New York, the District of Columbia and fifteen other states have joined the e-book pricing class action suit against Apple (s AAPL), Macmillan and Penguin, bringing the total number of states involved so far to 31 (if you include DC and Puerto Rico). The amended complaint, released Friday, reveals details that were previously redacted, including an e-mail from Steve Jobs.
The states’ class action suit, which was filed the same day as the Department of Justice’s lawsuit, alleges that Apple and book publishers conspired to set e-book prices. Unlike the DOJ, the states seek monetary restitution for consumers. (They have already reached a settlement with Hachette, Simon & Schuster and HarperCollins.)
The states’ amended complaint makes public information that was redacted from the version filed in April. (It’s not clear why the information was originally redacted.) Much of the now-public information is duplicated in the Department of Justice filing against Apple and publishers, but some of it is new, including an e-mail from Steve Jobs. Among the content previously redacted and now public:
—Negotiating on Apple’s take: Macmillan CEO John Sargent attempted to negotiate with Apple’s Eddy Cue on a way to make agency pricing less painful for publishers (publishers actually make more money under the wholesale model, where they are paid based on a book’s retail list price, than from the agency model). On January 11, 2010, Sargent wrote to Apple in an e-mail, “Am thinking a possible way to ease the financial pain for the publishers and authors of moving to the agency model. Could you take a reduced cut on hardcover first releases (where we are presently making 14.00 in revenue and would make 9.00 under your assumptions)?” Apple did not agree to take less than its customary 30 percent cut.

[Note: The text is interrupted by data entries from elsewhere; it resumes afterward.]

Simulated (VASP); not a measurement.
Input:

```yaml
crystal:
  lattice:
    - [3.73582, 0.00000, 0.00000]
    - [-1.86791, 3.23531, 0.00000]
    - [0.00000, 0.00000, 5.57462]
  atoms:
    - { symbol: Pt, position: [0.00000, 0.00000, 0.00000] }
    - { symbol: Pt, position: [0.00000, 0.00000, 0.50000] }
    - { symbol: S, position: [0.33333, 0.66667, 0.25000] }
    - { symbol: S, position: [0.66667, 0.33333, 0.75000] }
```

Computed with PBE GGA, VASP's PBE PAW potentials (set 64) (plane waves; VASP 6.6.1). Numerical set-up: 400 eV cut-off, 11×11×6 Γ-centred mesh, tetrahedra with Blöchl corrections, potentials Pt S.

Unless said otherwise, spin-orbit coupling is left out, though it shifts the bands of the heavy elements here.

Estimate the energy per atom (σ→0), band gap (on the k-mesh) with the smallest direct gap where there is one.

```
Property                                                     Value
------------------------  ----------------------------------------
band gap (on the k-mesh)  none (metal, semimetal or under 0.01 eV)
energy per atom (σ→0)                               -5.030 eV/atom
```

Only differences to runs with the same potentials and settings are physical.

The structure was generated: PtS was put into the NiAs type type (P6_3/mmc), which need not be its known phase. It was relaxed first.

—Publisher e-mail: A “Conspiring Publisher executive” e-mailed his or her parent company’s CEO on January 21, 2010:
[Eddy Cue] … was eloquent on why they would be a great partner, that price could and would be experimented with as Apple want [sic] to drive high revenues; that this would be for a one year term; that one major publisher (clearly RH) was out and that ne [sic] need the five majors in but maybe four. He said that he was sure he would close on two today and two tomorrow. Amazon is in town being provocative and with, as Jeff Trachtenberg said to me this morning, ‘a swagger in their step’. I’m off to the AAP so will try and discover what is going on.”
Trachtenberg is the book publishing reporter at the Wall Street Journal. Amazon had just announced it would raise its royalty rate to 70 percent on many self-published titles.
—Steve Jobs e-mail: In late January 2010, Steve Jobs became directly involved in the agency pricing negotiations “after Eddy Cue could not secure one of the Conspiring Publisher’s commitment directly from an executive.” Jobs “wrote to an executive at the parent company, in part”:
As I see it, [Conspiring Publisher] has the following choices:
1. Throw in with Apple and see if we can all make a go of this to create a real mainstream ebooks market at $12.99 and $14.99.
2. Keep going with Amazon at $9.99. You will make a bit more money in the short term, but in the medium term Amazon will tell you they will be paying you 70% of $9.99. They have shareholders too.
3. Hold back your books from Amazon (s AMZN). Without a way for customers to buy your ebooks, they will steal them. This will be the start of piracy and once started, there will be no stopping it. Trust me, I’ve seen this happen with my own eyes.
Maybe I’m missing something, but I don’t see any other alternatives. Do you?
Note that Jobs predicts that in the absence of credible competitors, Amazon would begin offering publishers less favorable terms.
—Pricing tiers: Here’s how Apple calculated its e-book prices in publisher contracts:
—E-mails to Barnes & Noble: Once five publishers and Apple had enacted agency pricing, the complaint says the five publishers “worked together to force” Random House to adopt it as well. On March 4, 2010, in an exchange also identified in the DOJ’s filing, Penguin CEO David Shanks sent Barnes & Noble’s (s BKS) then-CEO Steve Riggio an e-mail reading in part, “Random House has chosen to stay on their current model and will allow retailers to sell at whatever price they wish…I would hope that [Barnes & Noble] would be equally brutal to Publishers who have thrown in with your competition with obvious disdain for your welfare…I hope you make Random House hurt like Amazon is doing to people who are looking out for the overall welfare of the publishing industry.”
The state complaint additionally says that Shanks was trying to get Barnes & Noble to “stop any promotion or advertising of Random House titles,” and when Barnes & Noble continued to do so, “Shanks went back to Barnes & Noble again. Following this contact, Barnes & Noble’s management decided not to feature Random House in any future advertising.” I asked Barnes & Noble for a statement and a spokeswoman told me the company has no comment. (This is interesting but does not prove the states’ claim that all five publishers acted against Random House, since only one publisher is mentioned.)
—“The Club”: In September 2009 as the publishers considered “windowing,” or staggering the print and digital releases of a book, they “referenced themselves in one email as ‘the Club!'” This was in reference to windowing discussions and not to agency pricing discussions with Apple.